Tuesday, April 12, 2011

on parenting....

I found this article on someone else's blog recently (I have no idea whose blog I stole it from, as I am addicted to blog reading and regularly read 20 or so blogs).


Can you read those tiny little words? I decided to post this today, after much thought about it, because every word of it is true. Especially the whole 'taking 45mins to do what would take the non-kid-havers 15 mins'. And I have the perfect scenario from this morning to back this up--


Usually, I can plop miss Ava down on my bed in front of Super Why and she will stay there and watch TV while I take a quick shower (no leg shaving here! I have to plan that crap now!). Although she usually stays on the bed, I lock the bedroom door and put a full laundry basket (because there's always one of those) in front of the door, just to keep her from wandering the whole house on her own (no telling what I would find her doing).


So, this morning, shortly after I get in the shower, I hear a big bang. I call for her, and she doesn't answer. So, I jump out of the shower, butt-ass nekked, conditioner still in my hair, and I find her standing on the outside of my bedroom door. When she sees me, she takes off running. Of course, I must chase her and return her to the safety of my room while I finish my shower at Mach speed. Of course, she thought it was hilarious. I, on the other hand, did not.


Why am I telling you this? Well, just to show how nothing goes as planned when you have a kid. That you really must do things the hard way, because sometimes that's the only way to do it. That more energy is used for the most mundane tasks, and a lot of times non-kid-havers just don't realize this.


I miss out on a lot with my friends. Sometimes it's because it's not a kid-friendly event, sometimes she's had a bad day and I can't even imagine taking her in public. Not that I don't like my friends, (I do, and I miss them) but sometimes I'd just rather be with my kid. And those of you that don't have kids just won't understand that.


My girl is 21 months and has yet to spend the night away from us. My co workers make fun of me for this. And I'm OK with that. Perhaps I am a little overboard with this, and it may be because I had to wait so long for her. Who knows.

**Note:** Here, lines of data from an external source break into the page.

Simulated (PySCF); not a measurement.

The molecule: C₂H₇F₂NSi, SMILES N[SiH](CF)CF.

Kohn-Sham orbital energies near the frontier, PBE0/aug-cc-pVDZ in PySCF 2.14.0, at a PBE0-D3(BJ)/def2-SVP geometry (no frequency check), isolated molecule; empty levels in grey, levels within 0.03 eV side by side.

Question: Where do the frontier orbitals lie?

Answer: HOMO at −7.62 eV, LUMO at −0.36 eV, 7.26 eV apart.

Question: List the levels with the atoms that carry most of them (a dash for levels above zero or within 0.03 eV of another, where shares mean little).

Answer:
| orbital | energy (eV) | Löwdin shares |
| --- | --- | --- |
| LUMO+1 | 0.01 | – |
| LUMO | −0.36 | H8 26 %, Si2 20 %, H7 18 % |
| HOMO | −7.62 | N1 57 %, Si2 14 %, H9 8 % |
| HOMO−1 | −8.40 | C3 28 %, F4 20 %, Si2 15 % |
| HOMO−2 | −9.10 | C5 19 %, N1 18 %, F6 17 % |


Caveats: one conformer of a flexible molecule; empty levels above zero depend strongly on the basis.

The bottom line is- yes, I miss out on things now that I have a child. But this is NOTHING compared to what I was missing out on before I had a child, I just didn't know it yet. I had no idea how wonderful mommyhood was until I moved into the hood myself.


I love being a mom. I love being Ava's mom. And if that means missing out on other things, taking forever to do simple tasks, and rarely having the time to shave my legs, so be it. I hate shaving anyway.